With a new ownership structure, Home Assistant is making its next big move
Home Assistant is now part of the Open Home Foundation, a non-profit aiming to fight against surveillance capitalism and offer privacy, choice, and sustainability.
The foundation will own and govern all Home Assistant entities, including the cloud, and has plans for new hardware and AI integration.
Home Assistant aims to become a mainstream smart home option with a focus on privacy and user control, while also expanding partnerships and certifications.
I've dabbled a little with it, but I really want something that's as easy to use & set up as the commercial offerings like Google Home and Amazon Echo. I want to have an interface where I can connect my light bulbs, and have little hockey pucks that will listen for a wake word and do what I ask of it, and play my music. I also want to be able to get under the covers and do something that solves an odd problem that might come up.
I'm very hopeful for the project and I do think it will get there eventually.
Ease of setup in exchange for google/amazon spies in your house and your data. Seems like a very bad deal to me.
It’s really not that hard to setup for a basic setup and after that it’s working problem free with all kinds of manufacturers devices, not just one brand.
"Ease of setup in exchange..." I think people tend to forget what "ease" is for others. This is nothing against you as I agree with your statement but I work a job where doctors can't figure out how to even unplug a keyboard.
We tend to associate just being on a social media platform and typing on a computer with tech literacy. Not saying you did this just using it as an example. I think ease comes with more than just setup it comes with dealing or having patience with that setup.
We use Home Assistant in our house but I also have Google Assistant and even with Home Assistant I still find there are many more things to troubleshoot that Google Assistant just doesn't give me problems with.
For example it updated and our Camera just stopped being viewable outright and the time and money it actually took to fix that and yes I said money because it had to do with our camera hardware and upgrade on Internet service. So not directly Home Assistant but indirectly to fix it we had to buy another camera. Where Google Assistant just works.
I don't see anything wrong with the users statement either. All kinds of FOSS apps and services offer ease of use setup and platforms. I am not sure Why Home Assistant couldn't be set up to do some easy to add integration as well or offer competing products against things like Google Assistant aside from cost and not being a hardware company.
If the idea is to be inclusive the being easy as an exchange is a reasonable request from an end user. We also forget people don't have the hardware or time to learn to self host. Some of us have day to day jobs that don't involve this kind of understanding as well as kids, etc. Ease of use as an exchange is why many platforms the Lemmy community doesn't understand are so popular and maybe open source platforms should adopt that mentality somewhat to bring more people in.

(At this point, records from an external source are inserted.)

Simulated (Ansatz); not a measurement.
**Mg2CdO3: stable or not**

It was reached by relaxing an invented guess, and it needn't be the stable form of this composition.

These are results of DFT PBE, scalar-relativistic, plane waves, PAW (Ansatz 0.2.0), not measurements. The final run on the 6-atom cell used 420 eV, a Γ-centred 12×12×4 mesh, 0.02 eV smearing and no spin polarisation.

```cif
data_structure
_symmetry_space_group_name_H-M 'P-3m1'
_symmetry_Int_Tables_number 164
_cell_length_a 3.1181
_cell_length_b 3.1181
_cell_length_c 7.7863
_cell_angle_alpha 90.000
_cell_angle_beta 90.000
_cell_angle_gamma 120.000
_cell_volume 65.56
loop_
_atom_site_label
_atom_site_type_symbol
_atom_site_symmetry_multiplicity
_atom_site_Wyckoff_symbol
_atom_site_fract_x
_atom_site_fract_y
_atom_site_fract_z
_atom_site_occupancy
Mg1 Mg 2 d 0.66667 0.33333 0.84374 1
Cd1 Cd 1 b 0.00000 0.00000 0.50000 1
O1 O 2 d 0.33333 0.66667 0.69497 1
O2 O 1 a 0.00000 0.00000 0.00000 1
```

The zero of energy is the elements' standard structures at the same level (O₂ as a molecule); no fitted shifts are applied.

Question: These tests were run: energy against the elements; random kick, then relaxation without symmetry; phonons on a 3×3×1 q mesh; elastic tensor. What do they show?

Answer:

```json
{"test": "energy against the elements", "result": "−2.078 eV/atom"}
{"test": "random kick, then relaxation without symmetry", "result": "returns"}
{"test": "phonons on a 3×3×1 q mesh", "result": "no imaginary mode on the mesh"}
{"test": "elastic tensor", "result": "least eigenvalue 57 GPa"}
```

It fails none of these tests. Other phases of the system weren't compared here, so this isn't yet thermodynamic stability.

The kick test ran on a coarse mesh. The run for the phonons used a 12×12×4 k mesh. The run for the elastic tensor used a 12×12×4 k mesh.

You can live in both worlds and want the other world to give you something another world might. However, don't get me wrong I don't disagree with you. Home Assistant isn't terribly difficult to learn but if I were to hand it to my parents I would be doing it for them. There is also a laziness to be said that can be attributed to people not wanting to learn to set up something like this but I don't believe that to be the same as entitlement as a consumer is entitled to want more from a product.
Anyways, I have said my bit and this isn't meant to be an argument just providing my perspective. I would argue we should stop nagging people about "easy isn't a good trade off." Easy is why so many services people hate on Lemmy are so popular and there is nothing wrong with ease. We should encourage easy in products we want more people to be a part of and companies to engage with users to make those products easier because in the end it makes Doctors life easier and easier for me to recommend to someone with no experience in the world of open source and self hosting. It also brings competition to the table and awareness can spread if something is easier to use and recommend. I wouldn't recommend Home Assistant to my girl friend as an example because what she does for a living is type in excel spreadsheets and word docs but I wouldn't expect her to deal with home assistant and that is not against her because she is absolutely intelligent and does all sorts of things with numbers I can't even as someone in IT who should be able to do so. She absolutely and 100% could figure it out but why would she when her life doesn't pertain or really care about things as such because those things aren't as open as something like Echo's platforms and Google Assistant which makes setup and access easy to use?
Privacy issues aside, for wider adoption the user experience needs to be better. Most people don't want to be a sysadmin for their house, they just want to live in it.
The problem is that commercial entities have the leverage to get hardware makers to design stuff for their environnement. It's the same issue Linux has vs. Windows. Mostly, it works great when you use things that conform to standards. But sometimes you'll hit an edge case. All in all, it's a small price to pay.
Sure, but if I had a Pi (or similar board) with a speaker and a mic, I'd hope to be able to do the same thing. A Pi Zero would definitely be able to do the job.
Hopefully, home assistant will get big enough that they will be impossible to ignore. With an estimated 1 million installs currently running worldwide, they're probably not there yet. At 5m though? Probably. 10m? Definitely.
They've mostly got the hardware right now and are developing more. A more mobile friendly and noob friendly unboarding process is really all they need.
I'll take a look at that, thanks. It's been a year or so since I last looked at it but back then there was a push button that you could use but I couldn't get it going.
Check out the FutureProofHomes youtube channel. He's developing a better presence/speaker puck, but the previous episodes get you something like an Alexa experience with voice assist. There's also a good thread in the HA forums about voice assist hardware ideas set up as a contest.